TenseOstrich47 this looks like elasticserach is out of space...
@<1523701157564780544:profile|TenseOstrich47> The storage in question here is what's available on the machine hosting the ClearML server's docker containers (specifically, the ES one).
After some additional inspection, seems like the issue is docker related.7.7G /var/lib/docker/overlay2/
this is the directory which is causing the device storage issues.
From what I can tell, docker has some leakage here. Temp files are not removed correctly, resulting in the build up of disk storage usage.
See the following for more details
https://stackoverflow.com/questions/46672001/is-it-safe-to-clean-docker-overlay2
https://forums.docker.com/t/some-way-to-clean-up-identify-contents-of-var-lib-docker-overlay/30604
https://docs.docker.com/storage/storagedriver/overlayfs-driver/
Im going to write a clean up script and add that to the cron. I dont believe there is an easy way around this issue as docker trades off disk storage for simplicity
@<1523701157564780544:profile|TenseOstrich47> This is typically indicative of insufficient server disk space causing ES to go into read-only mode or turn active shards into inactive or unassigned (see FAQ ).
The disk watermarks controlling the ES free-disk constraints are defined by default as % of the disk space (so it might look to you like you still have plenty of space, but ES thinks otherwise). You can configure different ES settings in the docker-compose.yml file (see here - there are 3 settings, all can be identical)
If you don't have enough free disk space, clean up files to create more, or resize your partition (or increase your disk size if on a cloud instance).

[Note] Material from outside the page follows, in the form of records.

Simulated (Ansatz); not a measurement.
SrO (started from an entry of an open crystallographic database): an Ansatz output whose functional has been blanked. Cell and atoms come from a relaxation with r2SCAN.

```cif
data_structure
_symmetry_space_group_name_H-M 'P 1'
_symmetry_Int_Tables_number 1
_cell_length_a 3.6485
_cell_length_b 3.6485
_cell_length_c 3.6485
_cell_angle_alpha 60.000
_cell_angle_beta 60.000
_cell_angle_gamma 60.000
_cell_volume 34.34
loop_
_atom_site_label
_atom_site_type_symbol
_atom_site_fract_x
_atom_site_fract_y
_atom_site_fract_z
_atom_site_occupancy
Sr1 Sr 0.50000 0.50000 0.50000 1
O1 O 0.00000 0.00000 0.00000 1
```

ES can't use s3 for storage, nor can MongoDB
Thanks Jake, I will have a look. Is there a reason a lot disk space would be used on the server instance? Is there something in the config I can change to ensure that minimal memory is used on that server, and mostly s3 is used for storage?
TenseOstrich47 see here: https://github.com/allegroai/clearml/issues/316#issuecomment-788995387
that should be the case, we have default_output_uri:
set to an s3 bucket
I thought nothing should be stored locally on the agent? Shouldn't all files be logged to the storage rather than the instance itself?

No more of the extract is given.